It’s more menacing than the almost surprised-looking expressions of the Mulsanne and Flying Spur, but for us the Bentleyness has been sacrificed along the way, in favour of a lighting signature that any one of the Chinese upstarts could’ve scrawled.
Bentley insists the EXP 15 is dripping with classic cues from the Speed Six ‘Blue Train’ special of 1930. Apparently they come in the form of the ‘endless’ bonnet line that runs from the tip of the nose and along the car’s shoulder, the upright grille, the rearward cabin, pumped rear haunches, and the three-seater interior.
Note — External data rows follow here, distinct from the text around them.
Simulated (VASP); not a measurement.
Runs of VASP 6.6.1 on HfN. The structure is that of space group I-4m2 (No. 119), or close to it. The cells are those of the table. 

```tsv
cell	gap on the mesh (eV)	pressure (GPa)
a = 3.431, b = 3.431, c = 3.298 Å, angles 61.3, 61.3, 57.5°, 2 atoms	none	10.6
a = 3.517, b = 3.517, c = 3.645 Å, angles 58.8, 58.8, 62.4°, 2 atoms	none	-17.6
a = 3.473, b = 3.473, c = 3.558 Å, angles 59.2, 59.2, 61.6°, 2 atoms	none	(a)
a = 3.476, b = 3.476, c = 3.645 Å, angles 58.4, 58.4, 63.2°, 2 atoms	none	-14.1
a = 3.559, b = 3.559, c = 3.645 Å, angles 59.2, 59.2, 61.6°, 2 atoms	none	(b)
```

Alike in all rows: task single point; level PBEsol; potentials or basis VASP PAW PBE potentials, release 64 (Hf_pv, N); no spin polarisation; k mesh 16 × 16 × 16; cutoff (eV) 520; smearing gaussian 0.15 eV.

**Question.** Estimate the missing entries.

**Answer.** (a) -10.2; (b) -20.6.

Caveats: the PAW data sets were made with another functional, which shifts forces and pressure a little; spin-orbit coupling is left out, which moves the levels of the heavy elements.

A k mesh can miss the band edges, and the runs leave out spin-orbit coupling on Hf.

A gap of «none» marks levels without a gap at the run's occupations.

The last idea is built on sound logic: Bentleys are bought by people who like to drive themsleves and occasionally be driven. The least important seat in the car is the front passenger’s, so it’s been dispensed with in favour of a pampered pet bed.
The passenger-side seat then has room to recline, and indeed swivel for easier egress when the rear passenger coach door is opened. Don’t go looking for the same trick on the driver’s side – the EXP 15 is asymmetric. One-door coupe to the right, two-door saloon to the left. Who knew the Hyundai Veloster was actually onto something?
Up front the Bentley wings are echoed in the dashboard shape and Bentley shreds the concept car rulebook by fitting physical switchgear, conscious their customers (like the rest of us) are sick of the giant smartphone act and actually enjoy twiddling a knurled metal switch from time to time. Even the charging indicator is a mechanical artefact, encased in glass like something Tom Cruise would have to steal in Mission Impossible 17: Electro-Heist Protocol.
As of right now Bentley is the undisputed interior design master: everything from the material quality to the balance of touchscreen media with tactile controls is unmatched in the industry. Perhaps there are clues here that particular baby isn’t being lobbed out with the bathwater.
And let’s not overlook that Bentley gets its big, controversial calls right. Sharing a platform with a Volkswagen saloon did the original Continental GT no harm at all back in 2003. It became the best-selling Bentley ever.
Today’s arch money-printer is the Bentayga, which was itself previewed by a much-maligned EXPerimetal car: the EXP 9F was unveiled in 2012 to gasps and birds falling out of the sky stone-dead. To modern eyes accustomed to all these ultra-4x4s it’s nothing offensive, but Bentley insiders at the time admitted they’d gone a tad overboard with their Strange Rover. Feedback was vitriolic and the production car was redrawn, and sold bucketloads.
Question is, has Bentley got the looks of its brave new world right first time on this occasion?